The genial Chambers also covered floods, fires, the 1965 Watts riots, the June 1968 assassination of Sen. Robert F. Kennedy at the Ambassador Hotel and the Rodney King beating by police following a high-speed chase in 1991.
KTLA and Chambers broke the sensational King story after a witness, George Holliday, videotaped the beating in Simi Valley, Calif., and dropped off his tape at the station. Chambers’ report created quite the stir, the newsman recalled in a 2008 interview with the Archive of American Television.
Chambers had served in the U.S. Navy and was working on the USC campus magazine and taking radio broadcasting classes when he heard about KTLA, the first commercial television station in L.A. and the seventh TV station overall in the U.S. “I didn’t even know that television was on the air,” he said in 2010. In fact, KTLA only had been broadcasting since January 1947.
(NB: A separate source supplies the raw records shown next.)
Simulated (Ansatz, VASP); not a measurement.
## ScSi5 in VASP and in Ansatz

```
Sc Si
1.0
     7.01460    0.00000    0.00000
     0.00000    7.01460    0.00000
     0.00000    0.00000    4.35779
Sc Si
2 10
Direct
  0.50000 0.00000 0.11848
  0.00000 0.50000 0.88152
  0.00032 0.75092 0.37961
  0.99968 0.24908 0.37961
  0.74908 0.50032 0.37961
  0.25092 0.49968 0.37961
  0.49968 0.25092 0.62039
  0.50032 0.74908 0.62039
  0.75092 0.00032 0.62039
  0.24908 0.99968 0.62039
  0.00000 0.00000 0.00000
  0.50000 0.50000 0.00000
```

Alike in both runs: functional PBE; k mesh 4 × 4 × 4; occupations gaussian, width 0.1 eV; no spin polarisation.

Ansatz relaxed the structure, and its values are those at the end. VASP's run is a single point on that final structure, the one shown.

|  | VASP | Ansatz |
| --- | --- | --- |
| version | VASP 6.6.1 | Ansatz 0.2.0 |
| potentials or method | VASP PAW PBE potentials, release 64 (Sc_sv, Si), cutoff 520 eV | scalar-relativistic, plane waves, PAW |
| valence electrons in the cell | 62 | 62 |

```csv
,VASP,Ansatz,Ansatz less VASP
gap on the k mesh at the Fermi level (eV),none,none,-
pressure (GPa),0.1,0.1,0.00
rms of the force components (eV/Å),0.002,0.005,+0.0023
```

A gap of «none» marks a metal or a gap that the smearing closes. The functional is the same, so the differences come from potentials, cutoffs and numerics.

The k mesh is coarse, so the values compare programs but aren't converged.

He suggested that KTLA do a story about the magazine, then was offered a job working behind the scenes as the station was expanding its broadcast schedule from two to six nights a week. Chambers served as a stagehand, salesman and production assistant before graduating to reporter.
Chambers received several local Emmy Awards and Golden Mike Awards, and he has a star on the Hollywood Walk of Fame. In 2008, he published a memoir, KTLA’s News at 10: 60 Years With Stan Chambers.
Survivors include his wife Gigi, 11 children, 38 grandchildren and eight great-grandchildren.